NET RESULTS: Dublin has now slumped to second-last position in a list of potential "e-cities" when benchmarked against 13 cities of similar ambition, the Dublin Chamber of Commerce's e-city working group revealed this week.
The update on the report, first produced last year, ranks the cities on a number of criteria, such as availability of capital, regulatory environment, digital infrastructure and taxation. No-one should make the mistake of doubting the independence, thoroughness and importance of the report, which can be downloaded from www.dubchamber.ie.
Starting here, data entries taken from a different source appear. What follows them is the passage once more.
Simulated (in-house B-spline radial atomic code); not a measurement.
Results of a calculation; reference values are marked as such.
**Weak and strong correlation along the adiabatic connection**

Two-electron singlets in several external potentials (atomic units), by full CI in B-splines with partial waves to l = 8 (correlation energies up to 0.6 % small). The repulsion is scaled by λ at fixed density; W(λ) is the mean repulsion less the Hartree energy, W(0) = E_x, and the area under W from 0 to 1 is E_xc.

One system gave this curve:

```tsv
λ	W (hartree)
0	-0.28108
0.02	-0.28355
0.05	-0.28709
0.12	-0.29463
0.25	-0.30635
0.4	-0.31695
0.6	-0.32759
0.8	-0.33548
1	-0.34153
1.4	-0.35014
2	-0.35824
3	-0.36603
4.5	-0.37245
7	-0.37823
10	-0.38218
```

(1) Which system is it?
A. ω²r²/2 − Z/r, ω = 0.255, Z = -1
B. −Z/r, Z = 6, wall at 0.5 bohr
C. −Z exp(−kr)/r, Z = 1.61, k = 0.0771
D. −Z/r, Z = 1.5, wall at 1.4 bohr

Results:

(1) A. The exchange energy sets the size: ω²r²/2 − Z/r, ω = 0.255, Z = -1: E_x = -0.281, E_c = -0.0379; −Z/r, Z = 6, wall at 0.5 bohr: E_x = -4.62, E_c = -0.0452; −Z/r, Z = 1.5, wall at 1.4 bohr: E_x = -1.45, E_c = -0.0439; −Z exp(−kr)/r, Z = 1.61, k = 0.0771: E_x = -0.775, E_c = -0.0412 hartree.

Nor should anyone underestimate the quality and capability of the group of industry professionals that spent the year visiting cities, compiling statistics and research, and producing the report. These are senior figures in organisations such as McKinsey, Ely Capital, NTL, Eircom, Esat/BT, KPMG, RTÉ, Cisco, Microsoft and AIB, chaired by Iona co-founder and chairman Dr Chris Horn.
The only city to rank lower than Dublin was Prague. We come in just behind Dubai and Tel Aviv. And we trail all the other European cities evaluated: Copenhagen, London, Helsinki, even Milan - all cities in countries whose rate of economic growth we have trumped for years.
To say the results this year are worrying is tepid. They aren't even, in that favourite cliché of column-writers, "a wake-up call". Quite simply, they are downright scandalous. For this State and this city, full of possibility in this area only a few years ago, this report is a tale of good opportunities squandered. We did once have a very good shot at being a model state in this regard, but dithering has led to a state of digital entropy that grows more difficult to redress with each passing month.
The report notes areas of achievement, too, but suggests rightly that they are too minimal or too half-hearted or too weakly thought-out to have the needed impact.
We've appointed an e-minister in Ms Mary Hanafin, one of the top recommendations of last year's report. But the report wryly states that "an interesting innovation we did not anticipate" was that she should also be appointed chief whip. That might actually work well, concedes the report, before politely noting that it is, in effect, utterly ridiculous for the Taoiseach to then also land her with the role of junior minister for defence and expect her to get anything done.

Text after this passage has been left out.